Randy Alcorn

Hundreds of thousands of people are fleeing the chronically strife-torn Muslim world and flooding into Europe.

Their destinations are the rich, advanced nations of northern Europe, where they hope to take advantage of strong economies, generous welfare systems and stable societies. These European nations — some grudgingly, some graciously — are accepting the migrants as a moral obligation.

Not to be outdone by the big hearts in Europe, big hearts in America are claiming that the United States also has a moral obligation to accept a share of these migrants.

Consider, however, that having in effect accepted 11 million — and counting — economic refugees from Mexico and Central America, the United States already has been morally generous enough. Nevertheless, President Barack Obama has decreed that the United States will accept 10,000 Syrian refugees.

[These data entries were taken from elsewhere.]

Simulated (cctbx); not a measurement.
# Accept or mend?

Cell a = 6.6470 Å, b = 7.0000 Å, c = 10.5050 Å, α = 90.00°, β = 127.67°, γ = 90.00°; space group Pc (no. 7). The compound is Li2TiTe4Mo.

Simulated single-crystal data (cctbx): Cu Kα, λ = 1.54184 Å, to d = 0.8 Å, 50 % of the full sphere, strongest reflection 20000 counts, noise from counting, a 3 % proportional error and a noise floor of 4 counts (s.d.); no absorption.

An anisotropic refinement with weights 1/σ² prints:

Whether these migrants are war refugees or economic refugees, most are people whose religious beliefs and cultures are uncompromising. They are not much interested in changing their ways to assimilate into their new countries.

Indeed, many stridently insist that their cultures and beliefs be unconditionally accommodated by their new countries.

Existing Muslim communities in Europe have long eschewed assimilation. They tend to remain aloof and concentrated in distinct areas where their cultures and religious beliefs can remain unsullied by the influences of the broader “infidel” community. And, as some European countries have seen, these cultural citadels are to terrorists what swamps are to mosquitoes.

While only a small percentage of Muslims are terrorists, all devout Muslims insist on the singular truth of their faith and on enforcing a rigid single standard of behavior derived from that faith. That standard, particularly as it relates to females, is often antithetical to Western values.

Europe has been struggling with this for years. Meanwhile, the United States has plenty of its own homegrown religious hardliners insisting that the entire nation bend to their beliefs. The United States certainly doesn’t need to import more people who demand that God’s law supersede secular law.

Not to be overlooked in all of this is that much of the strife in the Muslim world is internecine — Muslims killing Muslims over various confounding complexities of politics, ethnicities and which version of Islam is the one, true religion.

These complexities explain why rich Arab countries, like Saudi Arabia, are not taking in more Muslim refugees, or doing more to aid them.

How much of the internecine conflict flows in with the deluge of asylum-seeking Muslim refugees?

Europe is not much of a melting pot, and, America, with its exaggerated emphasis on accommodating diversity, is becoming less a melting pot and more a cauldron of conflicting ideologies, theologies, ethnicities and economic classes less likely smelted into the alloy of unity.

Obsessive political correctness is the choking perfume attempting to mask the stench of the resulting disharmony; so don’t dare question bilingual education, or why election ballots are printed in Spanish, or why Congress is fractured and feckless, or why your kid’s science textbook reads like the Old Testament, just celebrate the diversity.

America should be very cautious about accepting Muslim migrants into this cauldron of diversity. These folks aren’t all like the quaint Amish, harmlessly self-segregating into quiet religious communities.

From their Muslim ranks arise the homicidal religious zealots who are why Americans now endure erosion of their constitutional rights and personal indignities at the airport.

In a symbolic gesture intended to motivate others to do the same, Pope Francis has volunteered to take two refugee families into the Vatican. Yet, on the streets of America and Europe there are already significant numbers of mendicant homeless people. If folks are being called upon to offer up their couches and spare bedrooms to the world’s huddled masses, shouldn’t they first take in their own less fortunate fellow citizens?

History is replete with massive migrations of people who covet their neighbors’ greener pastures and would rather resettle on them than endure their own less desirable homelands.

Massive migrations always result in considerable changes to the nations receiving them — new cultures, new languages and new religions. Just ask any Native American — nations that wish to remain intact must be careful about who and how many they let in.

The simple rule for visitors, guests and immigrants is, “When in Rome, do as the Romans do.”

Unless the refugees fleeing their Muslim homelands are willing to conform to the larger societies in which they settle, and respect the practices and beliefs of the local cultures there, Europe is making a huge mistake letting them in. America should not make that same mistake.

Finally, there are endless millions of people around the world who would eagerly migrate to America or Europe. But, we must face the reality that not everyone can live in the same place at the same time.

People must get their own house in order rather than barge into someone else’s.